Technologies are fundamentally changing the nature of work. The challenge of understanding and designing work shared with intelligent machines requires a new interdiscipline to grow out of three current domains. The science of human organizing is focused on understanding how individuals, teams, organizations, and industries interact. Technologies focus on how human work can be facilitated by new technologies such as computational work design, artificial intelligence, and machine learning. Finally, the emerging field of data science is focused on how data-intensive science and data-driven decision-making can transform work and organizations. Each of these three domains -- science of human organizing, technologies and data science -- are making breathtaking advances in understanding and enabling the future of work at the human-technology frontier. However, over the past decade, there has been a growing recognition by scholars that the loosely-connected networks in each of these three domains would benefit from better intellectual engagement. The purpose of this workshop is to facilitate that engagement with the goal of helping shape a research agenda at the intersection of these three areas.
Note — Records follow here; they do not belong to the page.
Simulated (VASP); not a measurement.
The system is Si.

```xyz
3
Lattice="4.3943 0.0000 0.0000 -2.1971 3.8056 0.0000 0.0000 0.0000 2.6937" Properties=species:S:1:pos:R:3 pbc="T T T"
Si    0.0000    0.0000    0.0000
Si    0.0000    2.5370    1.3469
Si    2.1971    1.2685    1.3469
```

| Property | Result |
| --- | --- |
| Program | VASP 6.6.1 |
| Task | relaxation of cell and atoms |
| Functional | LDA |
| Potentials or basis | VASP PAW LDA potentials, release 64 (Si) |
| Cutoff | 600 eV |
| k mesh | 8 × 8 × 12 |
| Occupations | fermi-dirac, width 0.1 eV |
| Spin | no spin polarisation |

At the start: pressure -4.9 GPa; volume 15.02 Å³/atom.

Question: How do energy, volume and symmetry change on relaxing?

This workshop is specifically geared towards charting a research agenda that is at the nexus of recent theoretical and empirical advances in three relatively disparate areas. First, the science of human organizing explores how work changes by novel forms of organizing enabled by technologies such as offshoring (and now reshoring), outsourcing and crowdsourcing, the gig economy and the sharing economy. The second domain of loosely-connected networks focuses on technologies to architect, design, implement and evaluate the platforms, algorithms, intelligent agents, embodied agents, robots as well as intelligent machines to facilitate the future of work at the human-technology frontier. The third domain explores data science methodologies that leverage advances in computing infrastructures and data streams to understand and enable the future of work at the human-technology frontier. While we have witnessed significant intellectual advances in each of these three areas, the challenge is to develop a research agenda that builds on the synergies across these three areas. The research agenda and ideas developed at the workshop will be a direct response to the promise of the future of work in society. To paraphrase the noted novelist and thought leader, William Gibson, the future is here -- but it is not evenly distributed. The goal of this workshop is to leverage recent technological advances but to temper the exuberance associated with technological developments with a reasoned and principled theoretical and empirical understanding of the social dynamics that are afforded by these technological developments.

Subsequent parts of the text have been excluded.